29 May, 2008 By: John Latchem

As Blu-ray player penetration grows beyond the early adopter stage, the willingness of consumers to convert their catalog titles will be an important test in determining how well Blu-ray catches on.

One reason for the boom of DVD over the past decade was the enthusiasm with which collectors upgraded their VHS collections. I fear Blu-ray Disc may fall short of DVD when it comes to this conversion factor.

Regular readers of this magazine may have noticed our new Blu-ray Market Share chart, which tracks Blu-ray sales as a percentage of total home video sales for a particular title. For example, of all copies of Independence Day sold the week of May 5-11, 55.85% were the Blu-ray version, putting it third for the week.

At first glance, this makes it seem that picking up a Blu-ray copy is a top priority for ID4 fans, but further examination of Nielsen VideoScan data tells another story.

Total sales of ID4 that week amounted to about one-tenth of 1% of all ID4 copies ever sold in any format. So most people looking to own ID4 probably already have it.

Most titles with a high all-time BD share are new titles (or definitive releases of catalog titles, such as Blade Runner) released day-and-date on both formats, so consumers who don't have the title would just buy the Blu-ray without double dipping. The top 20 in this category ranges from 19% to 5% BD share.

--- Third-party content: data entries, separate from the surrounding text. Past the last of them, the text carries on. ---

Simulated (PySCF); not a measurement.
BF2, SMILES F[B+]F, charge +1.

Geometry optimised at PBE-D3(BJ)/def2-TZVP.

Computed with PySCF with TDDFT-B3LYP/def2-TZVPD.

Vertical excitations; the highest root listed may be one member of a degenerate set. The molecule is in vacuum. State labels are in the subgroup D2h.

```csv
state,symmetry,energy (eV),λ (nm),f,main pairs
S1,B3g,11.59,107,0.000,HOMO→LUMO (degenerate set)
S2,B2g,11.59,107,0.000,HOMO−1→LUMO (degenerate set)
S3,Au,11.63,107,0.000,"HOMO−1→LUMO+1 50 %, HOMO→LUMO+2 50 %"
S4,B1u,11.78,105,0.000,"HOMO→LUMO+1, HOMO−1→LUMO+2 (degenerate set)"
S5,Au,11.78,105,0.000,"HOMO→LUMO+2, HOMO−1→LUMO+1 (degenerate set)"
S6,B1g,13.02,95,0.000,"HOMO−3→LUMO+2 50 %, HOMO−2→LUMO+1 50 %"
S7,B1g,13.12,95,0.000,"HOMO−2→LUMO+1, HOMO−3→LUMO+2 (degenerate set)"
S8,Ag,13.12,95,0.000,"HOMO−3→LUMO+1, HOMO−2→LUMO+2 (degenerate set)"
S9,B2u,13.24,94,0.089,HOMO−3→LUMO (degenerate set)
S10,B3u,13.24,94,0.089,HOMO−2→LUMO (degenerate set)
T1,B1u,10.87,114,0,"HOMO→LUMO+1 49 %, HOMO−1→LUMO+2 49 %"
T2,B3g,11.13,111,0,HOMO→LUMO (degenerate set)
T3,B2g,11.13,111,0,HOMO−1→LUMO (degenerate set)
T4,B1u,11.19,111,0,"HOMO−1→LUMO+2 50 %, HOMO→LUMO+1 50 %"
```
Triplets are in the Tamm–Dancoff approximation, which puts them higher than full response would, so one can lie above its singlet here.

As far as catalog goes, DVD quality is probably sufficient for most titles. The range of films actually improved in HD is probably limited to special-effects blockbusters such as ID4.

Factoring out VHS, Blu-ray amounts to only 1.2% of all-time ID4 disc sales, which means the BD has undersold the DVD by nearly 8,000%. By comparison, ID4 DVDs have outsold the VHS version by 461%. Comparing those conversion factors reveals Blu-ray has a way to go.